This is a trend I have observed while training with the MS COCO dataset. The dataset was filtered to include only “truck”, “bus” and “person” classes. TFRecords were then generated for training and validation using the tao command line command. Since I was trying out training for the first time for this model, I initially planned to run training with the default config file in the documentation MaskRCNN - NVIDIA Docs , but this failed as I was getting an error telling me the training loss has gone to NaN in the very first iteration. The training configs I have attached have much lower loss values compared to the values mentioned in the above documentation. In the case of the training config ending with v6, the training loss was jumping around a lot so I reduced the values again by a factor of 10 and you will find this update in the config ending with v7 and the loss values stopped jumping everywhere. In both the above trainings I have noticed that the loss value does’nt come down and stays around 3, while running inference on the validation dataset with the final model file there are’nt any detections or segmentations in the output for any of the validation images and the AP values computed are near 0. Since there is no loss propagation I am also unable to select the right model to test and I get to know that the training is not happening properly. What could be the reason for this behaviour ?
Thanks
Iam not running training on 2 GPUs, but on a single GPU. How will the specs be changed, can you also explain how training config changes between running training on a single GPU vs multiple GPUs. Also how would I go about changing the values for steps mentioned in multiple parts of the config file since the number of images I have in the dataset is 16,270 compared to 118,287 in the original coco dataset.
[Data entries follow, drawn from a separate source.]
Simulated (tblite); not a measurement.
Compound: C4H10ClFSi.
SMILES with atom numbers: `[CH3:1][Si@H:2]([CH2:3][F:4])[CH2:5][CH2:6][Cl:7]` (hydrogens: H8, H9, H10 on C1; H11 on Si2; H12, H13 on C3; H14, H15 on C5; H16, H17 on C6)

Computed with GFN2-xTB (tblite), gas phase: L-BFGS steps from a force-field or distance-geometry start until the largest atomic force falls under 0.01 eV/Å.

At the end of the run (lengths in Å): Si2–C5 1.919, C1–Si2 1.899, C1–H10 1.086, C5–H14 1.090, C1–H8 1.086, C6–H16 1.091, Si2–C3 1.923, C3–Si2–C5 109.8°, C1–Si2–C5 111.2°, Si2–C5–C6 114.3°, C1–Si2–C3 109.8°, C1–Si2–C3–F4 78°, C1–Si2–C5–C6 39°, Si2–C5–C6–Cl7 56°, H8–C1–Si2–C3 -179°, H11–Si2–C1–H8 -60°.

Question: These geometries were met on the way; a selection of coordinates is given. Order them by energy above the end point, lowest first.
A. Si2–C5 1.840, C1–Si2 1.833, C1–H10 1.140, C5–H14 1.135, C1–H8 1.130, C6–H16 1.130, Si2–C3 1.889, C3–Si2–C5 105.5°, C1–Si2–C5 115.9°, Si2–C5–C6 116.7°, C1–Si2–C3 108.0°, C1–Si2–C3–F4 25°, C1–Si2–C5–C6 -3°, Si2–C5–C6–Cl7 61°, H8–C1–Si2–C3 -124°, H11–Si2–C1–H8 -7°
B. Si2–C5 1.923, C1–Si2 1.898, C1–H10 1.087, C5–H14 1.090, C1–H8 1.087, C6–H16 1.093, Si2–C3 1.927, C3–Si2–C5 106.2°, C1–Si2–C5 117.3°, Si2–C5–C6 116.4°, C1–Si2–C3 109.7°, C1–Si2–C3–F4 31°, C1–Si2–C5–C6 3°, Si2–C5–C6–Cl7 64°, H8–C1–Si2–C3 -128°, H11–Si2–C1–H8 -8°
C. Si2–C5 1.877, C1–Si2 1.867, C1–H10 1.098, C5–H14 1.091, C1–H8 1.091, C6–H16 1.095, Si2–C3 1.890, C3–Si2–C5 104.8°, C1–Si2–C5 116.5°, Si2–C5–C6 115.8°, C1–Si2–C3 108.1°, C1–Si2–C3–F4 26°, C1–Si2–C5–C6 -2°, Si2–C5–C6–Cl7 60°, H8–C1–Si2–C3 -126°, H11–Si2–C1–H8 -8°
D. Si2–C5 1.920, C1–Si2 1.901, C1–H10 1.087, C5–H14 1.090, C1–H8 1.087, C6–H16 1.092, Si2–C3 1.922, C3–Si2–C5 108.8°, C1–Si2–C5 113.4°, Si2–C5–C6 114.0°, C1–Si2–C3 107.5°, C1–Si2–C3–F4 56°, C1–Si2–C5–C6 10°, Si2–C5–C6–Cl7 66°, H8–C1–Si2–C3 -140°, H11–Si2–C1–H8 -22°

I ran the training with the above changes and the loss was going down, but there was a sudden increase in the loss value (fast_box_loss jumped from 1.3 to 214.06) in a step and in the later step, the training ended with training loss gone to Nan message. Look at the following screenshot
The training exited while running the second epoch, so the model had already gone through the dataset once since an epoch was already completed. This should mean that the issue is not with the dataset, is my understanding correct. If so how can we debug this ?